Whichever programming language you use, its eco-system probably consists of a plethora of confusing command line tools which you might have needed to use to actually make software with it.
Compiling your program
You need something to compile or interpret your program. In Haskell
this is ghc
, in Python it's python
. In C++
it's gcc
your
IDE.clang
Compiling a program which consists of several modules
In some languages, the compiler only compiles a single source file.
If we split our code to several modules, we need a tool to run the
compiler for each one. In Haskell that's cabal
(and later
also ghc --make
), in Python it was always baked in to the
interpreter. In C++ this is the reason you just use an IDE.
Package manager
You want to use libraries. In the old days folks downloaded installers or source packages from the internet and executed their install scripts, but the current trend is to invoke the package manager which magically installs a package along with its transitive dependencies for you.

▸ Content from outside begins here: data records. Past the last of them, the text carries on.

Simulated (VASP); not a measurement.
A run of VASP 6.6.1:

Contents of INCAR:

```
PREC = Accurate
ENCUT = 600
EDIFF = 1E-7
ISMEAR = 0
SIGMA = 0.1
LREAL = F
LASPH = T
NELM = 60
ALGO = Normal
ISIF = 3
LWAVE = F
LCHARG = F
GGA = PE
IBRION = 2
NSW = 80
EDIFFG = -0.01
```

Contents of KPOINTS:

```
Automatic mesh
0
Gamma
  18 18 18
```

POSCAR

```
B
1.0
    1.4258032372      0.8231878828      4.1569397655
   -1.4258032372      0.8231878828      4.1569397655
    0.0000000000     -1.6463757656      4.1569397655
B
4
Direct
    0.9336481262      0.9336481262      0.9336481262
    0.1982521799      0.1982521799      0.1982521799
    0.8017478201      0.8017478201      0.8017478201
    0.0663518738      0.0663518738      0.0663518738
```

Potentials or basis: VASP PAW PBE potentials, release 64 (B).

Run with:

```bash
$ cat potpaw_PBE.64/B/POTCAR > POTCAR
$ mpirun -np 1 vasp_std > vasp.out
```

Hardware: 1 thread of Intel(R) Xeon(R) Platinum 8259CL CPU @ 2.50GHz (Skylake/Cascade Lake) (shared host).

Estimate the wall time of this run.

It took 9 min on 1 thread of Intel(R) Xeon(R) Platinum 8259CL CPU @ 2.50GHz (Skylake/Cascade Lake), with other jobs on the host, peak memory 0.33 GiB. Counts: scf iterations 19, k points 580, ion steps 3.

In Haskell that's cabal-install
. In Python it was
easy_install
and nowadays it seems to be pip
.
In C++ you simply try to avoid using libraries.
The package manager fallacy
A problem with this paradigm arises when you work on two projects which depend on different versions of the same library. This is a conflict!
The problem is even more subtle as versions of the transitive dependencies may occasionally matter too.
This is the reason that we need even more tools.
The "Sandbox"
This tool allows different projects to use distinct versions of
libraries. In Haskell this is cabal-v2
, in Python it was
virtualenv
and nowaday it seems to be
venv
.
The Libraries Sandbox fallacy
The libraries aren't all of the dependencies. The specific version of the programming language's compiler/interpreter itself also tends to matter quite a lot!
This is the reason that we need even more tools.
Reproducible Build
You also want to be able to express which exact version of your compiler/etc you are using, and have your tool do all the rest (get this compiler version, your dependencies, and build your program for you).
You want the definitions to be stored in your source repository so that you could easily go and build the old versions of your project just like you did when you implemented them.
In Haskell the tool for this is generally stack
(which
actually existed before cabal-v2
) or nix
. In
Python folks keep several toolset installations (i.e
python2
and python3
) and manually invoke the
right one. In C++ to build your old code you keep around an old
computer.
In a perfect world the "reproducible build" tool should be the only tool you need.
The existence of the previous partial solutions is an awkward artifact of history which represents the order of iterative discovery and partial solutions to this problem space.
Points for Rust
Hindsight is 20/20.
Unlike Python, Haskell, and other languages which each developed
their five tools, Rust, a new-comer modern programming language skipped
this baggage and does offer a single reproducible build tool to rule
them all - cargo
.
Is that all
Is that all? Or do we also need a tool to specify the exact version of our reproducible build tool?
In a perfect world you wouldn't need that, but unfortunately the
world is not perfect. Haskell's stack
's new versions don't
support some features of the definition files (stack.yaml
)
of its older versions and vice versa. To solve this problem without an
additional layer the reproducible build tool must be solid. It has to be
backwards compatible with its older versions and also not have any weird
behaviors (a bug-feature) that people rely on. Otherwise we'd need to
keep piling layers.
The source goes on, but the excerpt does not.